Amy March, Sister Bear, Lisa Simpson.....oh hell, just read

Over at Tenure, She Wrote today:

For although it is true that Amy is a bit of a conceited twit, I strongly object to the core messages in this little speech: don’t show off, even if that means no-one notices how awesome you are. It’s better to be overlooked than to be conceited.

Although I don’t remember Sister Bear being particularly braggy, a quick Google search turned up several hits for “Braggy Sister Bear,” including some actual pages of Berenstain Bear books.

As you may be aware, I have a nonzero number of mini-women in my household. As a parent who is around a fair number of both boys and girls in the elementary and secondary school ages I am constantly amazed. The level of organization, responsibility, on-task behavior....it is like they are different species. My wife or I remark to each other on at least a weekly basis "Why are men in charge again?"

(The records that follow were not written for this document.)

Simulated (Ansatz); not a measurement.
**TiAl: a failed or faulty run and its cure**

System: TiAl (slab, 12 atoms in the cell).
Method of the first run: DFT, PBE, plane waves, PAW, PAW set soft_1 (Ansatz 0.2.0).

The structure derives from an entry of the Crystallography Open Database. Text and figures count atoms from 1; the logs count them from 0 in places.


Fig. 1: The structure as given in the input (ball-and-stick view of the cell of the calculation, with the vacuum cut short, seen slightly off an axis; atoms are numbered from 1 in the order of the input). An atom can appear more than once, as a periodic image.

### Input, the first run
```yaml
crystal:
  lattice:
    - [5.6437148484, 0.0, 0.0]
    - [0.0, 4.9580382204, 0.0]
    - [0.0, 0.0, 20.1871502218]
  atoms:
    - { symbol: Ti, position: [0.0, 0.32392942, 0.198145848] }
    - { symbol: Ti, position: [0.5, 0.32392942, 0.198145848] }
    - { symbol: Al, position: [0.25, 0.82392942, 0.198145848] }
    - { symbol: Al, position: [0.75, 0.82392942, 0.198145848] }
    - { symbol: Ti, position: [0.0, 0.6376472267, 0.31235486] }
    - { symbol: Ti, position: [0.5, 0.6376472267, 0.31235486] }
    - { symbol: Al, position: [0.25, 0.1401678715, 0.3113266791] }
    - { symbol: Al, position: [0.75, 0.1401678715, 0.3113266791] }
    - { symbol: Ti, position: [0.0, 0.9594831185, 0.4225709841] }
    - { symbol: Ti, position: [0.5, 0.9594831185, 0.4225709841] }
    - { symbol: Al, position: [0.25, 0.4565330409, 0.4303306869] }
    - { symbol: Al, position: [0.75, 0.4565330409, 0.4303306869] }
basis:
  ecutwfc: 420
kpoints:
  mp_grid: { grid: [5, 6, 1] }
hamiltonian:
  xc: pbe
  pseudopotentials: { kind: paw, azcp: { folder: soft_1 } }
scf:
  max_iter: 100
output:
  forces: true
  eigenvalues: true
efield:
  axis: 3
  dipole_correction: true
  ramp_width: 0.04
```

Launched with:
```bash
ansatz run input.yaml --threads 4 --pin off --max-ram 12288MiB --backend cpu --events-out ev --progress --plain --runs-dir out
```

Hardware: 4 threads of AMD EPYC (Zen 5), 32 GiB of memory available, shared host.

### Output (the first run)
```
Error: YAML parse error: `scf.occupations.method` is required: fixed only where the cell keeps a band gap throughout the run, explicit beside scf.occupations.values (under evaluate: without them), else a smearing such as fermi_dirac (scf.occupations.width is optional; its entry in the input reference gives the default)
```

The above mentioned blog entry may be relevant to the question so Go Read.

5 responses so far

  • zb says:

    Yes, that happens around our house, too. I have theories, first, that boys actually do grow up, and second that girls are particularly effective in situations where power is dispersed and not assigned. So, what we see on the playground, in group projects, in teams of children is that there is no assigned leader, so leadership has to be subtle enough that there is no rebellion and generous enough that there is buy-in. If power is assigned (lab head, "boss", etc.) these skills become less important.

    I fully expect to see more and more women in congress as time goes on (and, I believe, that's already true in other countries).

  • zb says:

    PS: And, of course, this is using broad stereotypes of gender, none of which can or should be applied in individual instances. I don't want to miss celebrating the team player/team leader boy when I see him. I think there might be one in my younger kids' class, a child who is known as being "a friend to everyone" and in a way that brings out the best in a group of boys who can be very competitive and aggressive.

  • Ola says:

    I guess it varies by geographic area, school district, parent "atuned-ness" (is that a real word?) As a parent of girls, I haven't seen any gender bias in the use of "shut up" and similar terms by teachers or anyone else. Maybe I'm just blind to this stuff, but I think if I saw someone calling out my kid in a non gender-neutral manner ("that's not very ladylike behavior" etc.) I'd be on them like a hawk.

    It seems this whole topic is a hangover from the "ban bossy" thing doing the rounds recently. Again, I've never seen that term used in a gender-biased way (if anything, it gets used far more against boys because they're the ones who are actually bossy most of the time).

    Wake me up when people (real ones with power, like teachers, mentors, parents, coaches) actually start using generic put-downs in a manner that specifically oppresses school-age girls. Not in HuffPo editorials, not on TV, or the internet, but in schools and other formative places in a child's life. I just don't see it happening. Maybe it really is geographical, and limited to the hyper-competitive tiger-mom cities in SoCal and the NE corridor? Here in the non-coastal small city non-reality-TV-obsessed world my family inhabits, this is a complete non-issue.

  • I'm not sure there is a real gender disparity in the whole "It is wrong to be proud for winning; be modest" meme. Just look at any awards ceremony. Nobody male or female says "Hell yeah, I deserved this!". Instead it is all this sickening false modesty bullshit "There are so many others who deserve this more", etc.

  • Jon C. Jensen says:

    @Ola: Wake up! As a math tutor at a two-year college in a largely "progressive" region I spend a lot of time doing damage control. It's not as blatant as "That's not ladylike", it's subtle and insidious.